The Egyptians developed hieroglyphics, a form of writing using pictures and symbols for whole ideas rather than individual words or letters; thus, no alphabet was developed. Since each symbol or picture stood for an idea this made hieroglyphics exceptionally difficult to decipher (much like the written Chinese language).
[13]
The Egyptians also invented a simpler, faster way to write for everyday use, and that writing style eventually traveled to the land of
Phoenicia
transforming itself into an
alphabet
. To write upon something besides stone the Egyptians invented
papyrus
, an early form of paper. A lot of their records and day-to-day events were recorded on this medium which, unfortunately for us, deteriorates rapidly. As a result, countless Egyptian records were lost over time.

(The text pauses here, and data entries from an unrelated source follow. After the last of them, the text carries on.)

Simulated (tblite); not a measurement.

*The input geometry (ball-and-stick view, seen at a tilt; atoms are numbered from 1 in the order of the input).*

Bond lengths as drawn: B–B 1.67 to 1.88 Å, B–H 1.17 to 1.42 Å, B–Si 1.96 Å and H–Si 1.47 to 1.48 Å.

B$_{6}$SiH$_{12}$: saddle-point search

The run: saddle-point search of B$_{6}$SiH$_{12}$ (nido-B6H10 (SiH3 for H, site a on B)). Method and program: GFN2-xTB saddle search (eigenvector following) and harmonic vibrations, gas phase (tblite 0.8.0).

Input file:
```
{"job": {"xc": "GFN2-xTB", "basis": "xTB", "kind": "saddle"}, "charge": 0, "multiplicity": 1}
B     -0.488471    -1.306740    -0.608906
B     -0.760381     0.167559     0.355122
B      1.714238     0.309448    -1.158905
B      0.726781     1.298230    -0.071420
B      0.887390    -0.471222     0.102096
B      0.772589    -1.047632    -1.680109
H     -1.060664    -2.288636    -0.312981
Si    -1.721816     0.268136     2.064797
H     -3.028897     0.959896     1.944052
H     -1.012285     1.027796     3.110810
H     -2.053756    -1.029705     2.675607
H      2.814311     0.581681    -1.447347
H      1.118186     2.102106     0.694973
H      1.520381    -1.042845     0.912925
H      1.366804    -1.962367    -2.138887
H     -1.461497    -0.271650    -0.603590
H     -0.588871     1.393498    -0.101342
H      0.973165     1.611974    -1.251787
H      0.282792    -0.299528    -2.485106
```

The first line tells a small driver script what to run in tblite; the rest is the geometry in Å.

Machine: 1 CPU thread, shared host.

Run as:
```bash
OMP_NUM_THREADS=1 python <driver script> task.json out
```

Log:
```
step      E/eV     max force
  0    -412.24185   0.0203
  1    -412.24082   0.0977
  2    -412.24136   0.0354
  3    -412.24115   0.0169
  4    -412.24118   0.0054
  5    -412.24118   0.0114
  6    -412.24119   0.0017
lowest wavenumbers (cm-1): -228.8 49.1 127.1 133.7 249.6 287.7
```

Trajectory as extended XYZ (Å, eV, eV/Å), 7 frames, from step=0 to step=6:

The gigantic pyramids and complex burial practices leave the impression that Egypt was a land seemingly living for the dead, but this is not the entire story. The Pyramids at Giza are immense stone monuments built to house dead Pharaohs (current theory). The Pharaohs wanted their tombs’ built out of exactly cut limestone stone blocks. Within the mountainous structures the ancient architects constructed passages leading to various chambers, one of which held the Pharaoh’s sarcophagus. The pyramids, along with the colossal and mysterious underground tombs in the
Valley
of
the
Kings,
tell us of a society focused on the afterlife, and willing to expend enormous resources to ensure safe passage of the Pharaoh into the heavens; however, this safe passage into the heavens had an earthly impact.
[14]
Ancient Egyptians believed in a balance between earth and heaven, and the tombs of their Pharaohs were designed to help maintain that balance in both realms. The Pharaoh’s passage to the stars helped maintain the critical heaven-earth balance that guarded against chaos. The old reborn Pharaoh in the heavens would continue the divine order there (or “maat”), and the new Pharaoh would maintain maat on earth. In times of chaos the Egyptians thought the heaven-earth maat was disturbed.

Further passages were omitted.